The Linux r8169 driver for the Realtek network chips does not always work correctly up to kernel version 4.16. There can be timeouts and/or frequent link up/link down state changes, bandwidth problems and even system crashes may occur.

One solution is to use the official Realtek r8168 driver (instead of r8169). It can be installed from external repositories or compiled by yourself. As an alternative, you can upgrade the kernel to version 4.17+.

This article describes how to setup the network driver.

Option A - Installing kmod-r8168 from elrepo.org

ELRepo is an RPM repository for Enterprise Linux packages. ELRepo supports Red Hat Enterprise Linux and its derivatives (CentOS, Scientific Linux and others). It is the easiest way to get the r8168 driver for the standard upstream kernels.
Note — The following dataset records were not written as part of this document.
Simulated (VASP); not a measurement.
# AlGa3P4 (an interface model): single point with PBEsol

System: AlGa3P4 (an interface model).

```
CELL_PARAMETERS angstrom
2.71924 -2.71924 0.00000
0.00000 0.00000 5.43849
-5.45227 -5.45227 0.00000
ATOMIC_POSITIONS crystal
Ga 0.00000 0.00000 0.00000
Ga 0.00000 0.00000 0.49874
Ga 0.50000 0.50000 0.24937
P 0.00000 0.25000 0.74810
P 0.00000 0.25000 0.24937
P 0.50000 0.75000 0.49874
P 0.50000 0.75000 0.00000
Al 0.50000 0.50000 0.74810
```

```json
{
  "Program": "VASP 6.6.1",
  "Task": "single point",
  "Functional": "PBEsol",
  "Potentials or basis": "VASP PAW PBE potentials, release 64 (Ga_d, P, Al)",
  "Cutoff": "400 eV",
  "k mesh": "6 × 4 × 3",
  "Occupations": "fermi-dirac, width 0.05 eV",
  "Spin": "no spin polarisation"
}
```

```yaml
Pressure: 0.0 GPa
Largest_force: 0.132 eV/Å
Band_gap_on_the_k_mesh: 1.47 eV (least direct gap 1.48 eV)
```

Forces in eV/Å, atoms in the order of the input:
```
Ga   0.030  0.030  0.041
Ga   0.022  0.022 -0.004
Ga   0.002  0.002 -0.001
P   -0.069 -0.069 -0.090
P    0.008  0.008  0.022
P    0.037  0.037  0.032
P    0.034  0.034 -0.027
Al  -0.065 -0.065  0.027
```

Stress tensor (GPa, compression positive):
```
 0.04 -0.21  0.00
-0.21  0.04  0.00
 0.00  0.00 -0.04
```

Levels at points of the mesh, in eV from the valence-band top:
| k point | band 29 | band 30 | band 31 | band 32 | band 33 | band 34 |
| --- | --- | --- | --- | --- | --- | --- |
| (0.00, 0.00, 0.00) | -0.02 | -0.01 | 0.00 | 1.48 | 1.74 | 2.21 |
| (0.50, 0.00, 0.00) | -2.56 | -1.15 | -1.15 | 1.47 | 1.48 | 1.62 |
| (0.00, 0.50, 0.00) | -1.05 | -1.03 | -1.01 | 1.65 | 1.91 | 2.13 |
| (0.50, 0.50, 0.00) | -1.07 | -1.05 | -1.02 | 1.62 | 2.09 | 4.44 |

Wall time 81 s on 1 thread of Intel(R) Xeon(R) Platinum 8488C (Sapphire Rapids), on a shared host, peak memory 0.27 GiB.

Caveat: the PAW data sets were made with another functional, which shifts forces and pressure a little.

NOTE: If you are using a special kernel like Virtuozzo, OpenVZ or something similar you MUST compile the module yourself!

Import the public key:

rpm --import http://elrepo.org/RPM-GPG-KEY-elrepo.org

Install ELRepo for RHEL 6, CentOS 6 or SL 6:

rpm -Uhv http://www.elrepo.org/elrepo-release-6-6.el6.elrepo.noarch.rpm

For RHEL 7, CentOS 7 or SL 7:

rpm -Uvh http://www.elrepo.org/elrepo-release-7.0-2.el7.elrepo.noarch.rpm

Install the kmod-r8168 Realtek r8168 driver:

yum --enablerepo=elrepo install kmod-r8168

After a reboot of the server the new driver will be used. It stays active even after kernel upgrades.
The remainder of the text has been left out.